There’s a lot you can learn from Johnny Depp’s legal spat with the firm that managed his money.
The actor is making headlines this week after his former business managers countersued him on Tuesday, alleging that his extravagant spending led to his recent financial woes, according to published reports.
Depp’s business management firm, The Management Group, filed its countersuit in Los Angeles Superior Court, claiming Depp snapped up 14 homes, a 150-foot yacht and other costly toys.
Meanwhile, Depp sued the firm in January, claiming his advisors mismanaged his money and failed to file his taxes on time.
Though the dispute is now a matter for the courts, there is plenty you can learn from the feud.
Perhaps the biggest lesson of all is how to ensure that your financial advisor is working in your best interest.
You may have heard of the fiduciary rule, a regulation from the Labor Department that is supposed to take effect on April 10.
It will require financial advisors and broker-dealers to give you advice that puts your interests first when offering guidance on retirement accounts, including IRAs. It does not apply to taxable brokerage accounts and other kinds of investment advice, such as financial planning.
The rule is already on thin ice now that Donald Trump is president, as one of his key advisors has said he would likely repeal it. Other industry observers predict a delay in its rollout.
“If the Trump administration delays the rule, consumers will have to protect themselves and insist on a fiduciary at all times,” said Ron A. Rhoades, an attorney and assistant professor of finance at the Gordon Ford College of Business at Western Kentucky University.
Do a background check
When you’re shopping for an advisor, you can look him or her up on Broker Check, maintained by the Financial Industry Regulatory Authority, as well as the advisor page of the Securities and Exchange Commission.

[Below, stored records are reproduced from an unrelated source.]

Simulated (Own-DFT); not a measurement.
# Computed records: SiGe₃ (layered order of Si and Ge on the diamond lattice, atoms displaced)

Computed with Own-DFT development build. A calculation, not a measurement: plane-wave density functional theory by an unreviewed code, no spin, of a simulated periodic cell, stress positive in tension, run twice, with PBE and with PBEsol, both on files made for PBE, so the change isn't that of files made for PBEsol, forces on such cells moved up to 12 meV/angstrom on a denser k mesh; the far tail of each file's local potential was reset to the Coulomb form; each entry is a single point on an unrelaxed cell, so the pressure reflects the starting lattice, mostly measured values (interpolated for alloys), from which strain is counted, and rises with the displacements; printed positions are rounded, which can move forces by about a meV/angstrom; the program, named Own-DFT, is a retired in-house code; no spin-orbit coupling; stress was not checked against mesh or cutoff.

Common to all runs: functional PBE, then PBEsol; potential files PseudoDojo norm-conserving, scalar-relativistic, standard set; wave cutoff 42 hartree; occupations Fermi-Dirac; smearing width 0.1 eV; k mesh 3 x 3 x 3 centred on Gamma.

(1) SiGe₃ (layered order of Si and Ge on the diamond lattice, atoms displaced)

Both offer details on where your advisor is licensed to do business and whether there are any past or present complaints against him.
Come prepared with the following questions.
● Are you a fiduciary? Find out immediately if your advisor is acting in your best interest. Get the point across with this fiduciary oath from the Committee for the Fiduciary Standard.
● How are you paid for your services? Ask whether you’re paying a fee for your advisor’s help, be it hourly, as part of a subscription or based on assets he or she manages for you. Find out whether your advisor receives a commission for the sale of mutual funds, insurance and annuities.
● Where do you keep your assets?Some large broker-dealer firms will hold your assets in custody because you have a brokerage account with them. If you’re using an independent fee-only advisor, he or she will likely hold your assets at a custodian, such as TD Ameritrade, Charles Schwab or Fidelity.
“Don’t let your advisor take your money and move it to their account,” said David J. O’Brien, principal at Evolution Advisers in Midlothian, Virginia. Be sure to match the statements you get from your custodian and the statements your advisor provides you.
● What are your qualifications? There’s an alphabet soup of different designations for financial advisors, but keep an eye out for the best-known credentials: Certified Financial Planner, Chartered Financial Analyst and Certified Public Accountant. All of those require study and practical experience to achieve them.
“They are all very rigorous in terms of the education required before advisors sit for the exam,” said Rhoades. “All three have their points of emphasis, but they’re quality certifications.”